I oversee a book club in the church where I work. We haven’t come up with a name more descriptive or imaginative than “book club,” so many people assume we’re a lot like the stereotype: women who gather to discuss the latest Oprah pick and drink lots of wine. We do drink wine and share a meal together every time we meet, but no Oprah books for us. And there are men in our group, too. And our members range in age from their early 30s to their late 60s. (One woman in an assisted-living community is a “virtual” member, keeping up with the club through our email discussions; she’s in her mid 90s).
We began the book club almost four years ago with Tim Tyson’s Blood Done Sign My Name. We invited Tim to our church to talk about race in America and racism in the church, and he regaled us with his storyteller’s wit and challenged us with his historian’s candor about the sad state of affairs in white southern churches. Tim is now something of a local celebrity and Blood is currently being made into a big-time Hollywood movie. We in the book club like to say we knew him when.

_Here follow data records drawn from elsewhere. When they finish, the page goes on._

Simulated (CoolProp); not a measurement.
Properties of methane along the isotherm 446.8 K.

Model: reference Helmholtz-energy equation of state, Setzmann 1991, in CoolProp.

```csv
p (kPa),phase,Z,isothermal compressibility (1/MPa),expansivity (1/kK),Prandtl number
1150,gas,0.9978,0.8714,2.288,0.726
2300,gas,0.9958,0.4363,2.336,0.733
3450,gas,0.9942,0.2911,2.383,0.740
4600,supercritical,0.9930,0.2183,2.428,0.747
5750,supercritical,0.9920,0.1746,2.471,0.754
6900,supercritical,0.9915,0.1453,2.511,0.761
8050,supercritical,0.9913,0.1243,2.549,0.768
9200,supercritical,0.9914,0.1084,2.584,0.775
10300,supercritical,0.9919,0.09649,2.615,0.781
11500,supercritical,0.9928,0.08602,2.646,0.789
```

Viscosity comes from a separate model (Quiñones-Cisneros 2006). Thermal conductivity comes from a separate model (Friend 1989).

From the beginning we’ve imagined membership in the book club to be something of a spiritual discipline—a way to read texts communally; to wrestle with moral questions large and small; to sharpen our critical thinking skills and our powers of observation; to be moved by the beauty and power of language and to share that experience with friends who savor that same, simple joy.
We read widely across genres and we choose our books simply: we nominate favorites and then vote on them, narrowing down to the nine books we’ll read in a calendar year. As the overseer of the club, I have the power to break ties in the voting process and/or distribute the “weight” if we’re tending toward too many titles in the same category. This power has been a lesson in humility for me: I’ve had to read books with this group that I would never have chosen myself (and have learned to keep in check my snobbery about certain kinds of books and authors). But these friends have also humored me by going along with some of my literary idiosyncrasies. We’re all better friends (and more accomplished readers) because we have been willing to read books outside of our preference zone.
Which isn’t to say we haven’t experienced our share of duds. One of Joyce Carol Oates’ novels goes down in our collective memory as a real clunker. I’m sure it wasn’t a bad book, but, for us, at the time, it just didn’t resonate. And we’ve also gotten into some heated disagreements over the years. Earlier this year The Wal-Mart Effect touched nerves that brought out defensiveness in some, a little smugness in others (me, especially); the air was pretty thick with tension that night. But we try to see our arguing primarily as a way of clarifying difference, as a way to persuade amiably—not as a battle to win or as a game of one-upmanship. Besides, there’s always too much good food and contagious laughter to stay mad for very long.
June is our last month of the 2007-08 book club season. We take a whole month off and start anew in August. So for the last few days I’ve been reading a book with this cheery title: Grave Matters: A Journey through the Modern Funeral Industry to a Natural Way of Burial. We’ve joked about this book all year—wondering how we could close out our year on such a morbid note. (My bad: every summer I put the upcoming books in reading order). It turns out, though, that this book about death is really about life, and I am looking forward to a summer evening with friends who, by their willingness month after month, year after year, to read together, eat together, laugh and argue, have made my own life richer and fuller.